There are two completely sets of functions that do feature extraction in this program. Right now we will only be looking at the ones that are used to classify a video, we will talk about the other ones later. The function that does all the feature extraction is called getFeatures() located in preditctFunctions.py. This function takes in the preprocessed video, the path to a mask if you have one, and the other inputs of preprocessVideo(), in addition it has boxSize, which will be used in getting the temporal features, patchSize and numFramesAvg, which will be used in obtaining spatial features. To calculate the temporal feature, getFeatures() calls fourierTansformFullImage() which is located in the features.py. In this function, you first smooth the image using a couple of filters (kernels are size boxSize), next you perform a Fourier transform on each pixel individually over time, then next an L1 normalization is done so that the absolute amplitude of each pixel doesn’t matter, only the relative amplitudes, so that different images can be compared. Then it returns a 3-D matrix of the Fourier signals in the 3rd dimension.
Then for the spatial feature is created using the SpatialFeatureFullImage() function. First the lbp is taken of each frame of the video. Then for each pixel a sub-box of size patchSizepatchSizeaverageFrameNumber is created. Then a histogram of this “cube” is taken and stored in that pixel’s location, then the function returns the matrix.
Next in getFeatures() the two matrices are concatenated so that it creates one matrix on shape (width, height, temporalFeatures + spatialFeatures). Then getFeatures() the concatenated matrix and it also returns a matrix of the mask where the non-water pixel value is 0 and water is 255.
Going one step up, ModuleC(), which calls getFeatures(), combines the preprocessing step and the feature extraction step into one step.
The next step is putting the features through the machine learning algorithm. The program is using a random decision forest classifier. This classifier creates several different trees using only some of the features, which alone aren’t always accurate, but a forest of trees tends to be much more accurate because each tree gets a single vote and whichever classification is the majority, is how the image is classified. This is implemented in testFullVid() located in predictFunctions.py. In this function it first obtains the features of the selected video by calling ModuleC() explained above. Then it shapes the feature matrix so that it can be classified. Next it classifies the actual vector which happens in the line prob = model.predict_proba(newShape)[:,0]
From that a mask is created called isWaterFound. After that, I crop the edges because, the features aren’t extracted correctly in the edge cases. Next I regularize the mask using the probabilities that were found from the decision forest. This is done using the Ising Model. This essentially takes a combination of the pixels that surrounds the center pixel and the confidence that the center pixel is correctly classified as water or not-water and uses those two factors to regularize the image. Then the image is cropped again slightly because of the regularization messes with the boundary. Then you return the mask the program created and true mask if you have a mask for the image.

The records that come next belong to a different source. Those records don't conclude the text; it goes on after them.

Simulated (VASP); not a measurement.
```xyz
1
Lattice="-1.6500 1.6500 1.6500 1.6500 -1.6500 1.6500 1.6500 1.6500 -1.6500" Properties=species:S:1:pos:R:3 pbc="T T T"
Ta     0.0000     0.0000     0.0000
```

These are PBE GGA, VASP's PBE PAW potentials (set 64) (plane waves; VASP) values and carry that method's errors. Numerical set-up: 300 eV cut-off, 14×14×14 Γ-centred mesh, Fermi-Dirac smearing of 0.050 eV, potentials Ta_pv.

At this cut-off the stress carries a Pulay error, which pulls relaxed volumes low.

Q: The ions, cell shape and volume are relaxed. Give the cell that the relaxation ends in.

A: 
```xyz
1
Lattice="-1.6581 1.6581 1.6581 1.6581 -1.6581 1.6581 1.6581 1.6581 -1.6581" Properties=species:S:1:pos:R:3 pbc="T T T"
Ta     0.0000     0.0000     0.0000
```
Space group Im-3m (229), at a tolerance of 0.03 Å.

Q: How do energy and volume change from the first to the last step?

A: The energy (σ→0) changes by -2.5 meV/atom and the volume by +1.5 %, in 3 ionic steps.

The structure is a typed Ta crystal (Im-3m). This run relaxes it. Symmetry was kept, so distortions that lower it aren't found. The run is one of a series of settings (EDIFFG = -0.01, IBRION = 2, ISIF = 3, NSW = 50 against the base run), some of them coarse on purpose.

This testFullVid() function is called from inside moduleE(). What moduleE() does, is runs testFullVid() numVids
amount of times and it will create a final mask where each pixel will be classified as whichever classification was the majority when it ran testFullVid()numVids
times.
Tl;dr To run the classifier, all you must do is run moduleE() with the correct parameters. Can do in scratch.py • Vidpath – (string) path to the test video or 0 (int) • Maskpath - (string) path to the test mask or 0 (int) if you don’t have a mask • outputFolder – (string) path to folder where you want the resulting images to output or use “/”to have images output in the current directory (path must exist) • numFrames – (int) must be 200 (what current classifier is set to) • dFactor – (int) amount of times you want to downsample image (2 is recommended) • densityMode – (int) whether density mode is active or direct is activated (0 is recommended – direct mode) • boxSize – (int) size of kernel to smooth image • patchSize – (int) size of 2-D patch where the Local Binary Pattern will be calculated and histogram taken of • numFramesAvg – (int) number of frames of size patchSize which the histogram will be taken of • numVids – (int) number of times you want to compute the mask so that you can take the majority amount of pixels
The classifier is trained in trainForest.py. In this file it calls the function LoopsThroughAllVids() which collects the feature vectors and labels (says whether the corresponding feature is water or not water). Then it trains the classifier and saves the model. For later use in the above classifier.
LoopsThroughAllVids() is in containerFunctions.py and takes a certain amount of random sample (numbofSamples) and obtains the feature vectors for each of those points and records whether those points are water or non-water and will then return two long vectors, one that has all the feature vectors concatenated, and one with whether each sample is water or not water.
LoopsThroughAllVids() does this by looping through each folder with sample videos of different situations that you could see water in (streams, ponds, canals etc.). Inside each of these loops it calls moduleB(). Inside moduleB() it calls getFeaturesPoints(). This function choose random points (can choose amount of points per video) in space and time, and extracts the features, both temporal and spatial) of those points and returns a concatenated vector of all the feature vectors you obtained in that video and returns those vector as totalFeatures and whether those features were water or not water in the vector isWater.
Then LoopsThroughAllVids() concatenates all of the totalFeatures from each video together. It also concatenates all the isWater vectors together. This creates one matrix of size (n_samples, feature_length) and a vector of shape (n_samples). Then these two matrices are returned and used to train the classifier in trainForest.py and saves the classifier for later use.
To retrain the classifier you just have the change the inputs of loopThroughAllVids()
• pathToVidsFolder - (string) path to folder with folders of water videos • pathToMaskFolder - (string) path to folder with folders of water masks • pathToOtherTextures - (string) path to folder with folders of non water videos • numFrames - (int) - number of frames for the video to get frames for (400-500 reccomended) • dFactor - (int) - amount of times its going to downscale the video (2 reccomended) • densityMode - (int) - whether to use density or direct mode (use 0) • boxSize – (int) size of kernel to smooth image • TemporalLength - (int) length of temporal features to be sampled (currently using 200) • numbofSamples - (int) - amount of sample feature vectors youre going to get per video (make sure decision forest is trained with around 700,000 data points • patchSize – (int) size of 2-D patch where the Local Binary Pattern will be calculated and histogram taken of • numFramesAvg – (int) number of frames of size patchSize which the histogram will be taken of
The functions that allow you to visualize the different features are located in the plotFuncs.py file. In this file there are 3 functions, plotSpatialFeatures() which takes in a histogram, and would plot water vs nonwater bar graph, plotTimeandFourier(), which takes in the time and fourier vectors and plots both of them on side by side graphs, while comparing water and not water, and plotTemporalFeautres(), which plots a scatter plot of the fourier transforms in 2-D space to see how seprerable they are in lower dimensions.